You may need an array of disparate fulfilment channels to serve many customer purchasing channels well.
1) The pressures omnichannel marketing can put on your pick and pack operations
Ecommerce and multi-channel retailers are feeling pressure to increase revenues in new and different ways, which is driving increased competition for market share and attempts to reduce prices in an increasingly customer driven market. Amidst this conflict, ecommerce, omnichannel and multichannel ecommerce operations of all kinds struggle to improve their efficiency and reduce costs without incurring fatal drops in customer service levels.
Many retailers have turned to employing multiple local warehousing, pick and pack and distribution partners to serve a growing network of retail outlets, kiosks and web-based sales portals simultaneously. In omnichannel operations like these, all the channels, assets and points of customer contact need to work well together, and give the impression of one single, seamless whole. The goal is to provide an excellent end user/customer experience while casting an extremely wide net. Obviously it is all too easy to overextend yourself but it is just as deadly to be too conservative.

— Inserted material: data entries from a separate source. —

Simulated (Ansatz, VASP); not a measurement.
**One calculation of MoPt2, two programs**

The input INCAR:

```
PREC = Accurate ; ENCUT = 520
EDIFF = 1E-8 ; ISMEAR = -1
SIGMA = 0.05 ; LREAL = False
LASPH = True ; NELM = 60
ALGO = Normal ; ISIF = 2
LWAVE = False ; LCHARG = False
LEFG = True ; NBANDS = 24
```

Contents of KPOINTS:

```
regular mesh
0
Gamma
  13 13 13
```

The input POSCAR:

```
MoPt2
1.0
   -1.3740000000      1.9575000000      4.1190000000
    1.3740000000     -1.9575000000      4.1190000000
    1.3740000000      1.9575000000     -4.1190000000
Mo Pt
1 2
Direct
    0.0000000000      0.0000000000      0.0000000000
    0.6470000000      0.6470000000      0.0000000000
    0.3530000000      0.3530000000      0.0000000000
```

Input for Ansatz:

Smaller businesses can take a great many cues from the ways major retail outfits have altered their pick and pack operations to make onmichannel ecommerce work for them.
2) Customer expectations that will force you to adapt your pick and pack system
Customers today demand quite a lot, and there are more than enough competing retailers for them to find someone who will offer it all. They want a wide range of products: in-stock inventory, flexible next day (or even same day) delivery, easy returns and often free shipping as well. Giving them the kind of lightning fast fulfilment they expect requires faultless pick and pack operations.
Adapting to an omnichannel marketing approach that meets all, or even most of these demands requires you to understand the trends that define the current omnichannel marketplace, such as:
- A large and in-stock inventory: Your customers won’t tolerate out of stock or on order products. But how are you to stock so much inventory, and pay for the warehousing expense?
- A huge increase in one-line orders, even for brick-and-mortar stores: Managing online orders in parallel to traditional retail sales requires new pick and pack methods.
- Fast shipping: Customers expect what used to be considered express delivery as standard. Omnichannel sellers need to invest in software and hardware solutions that improve pick and pack speed and accuracy, or partner with a 3PL who already has.
- Dynamic sales: Flash or dynamic sales offer extremely low prices on one or more specific SKUs for a tiny window. Your pick and pack operations must be warned, and be capable of handling the rapid fulfilment and inevitable fast re-stocking.
- Return and subscription sales: Subscribing or returning customers represent a fantastic opportunity for up selling and cross selling. A good distribution partner can include upsell options with their orders.
- Free returns and free shipping: In order to offer these without losing your shirt requires you to reduce warehouse costs dramatically. Improved pick and pack operations are just the start.
How are retailers meeting these often contrary demands? Many are investing heavily in warehousing, distribution and inventory management operations, hoping to make the costs back on efficiency and increased sales. Many others are seeking out skilled 3PLs who have already made these investments, and already have experience providing pick and pack, distribution and other services for omnichannel sales operations.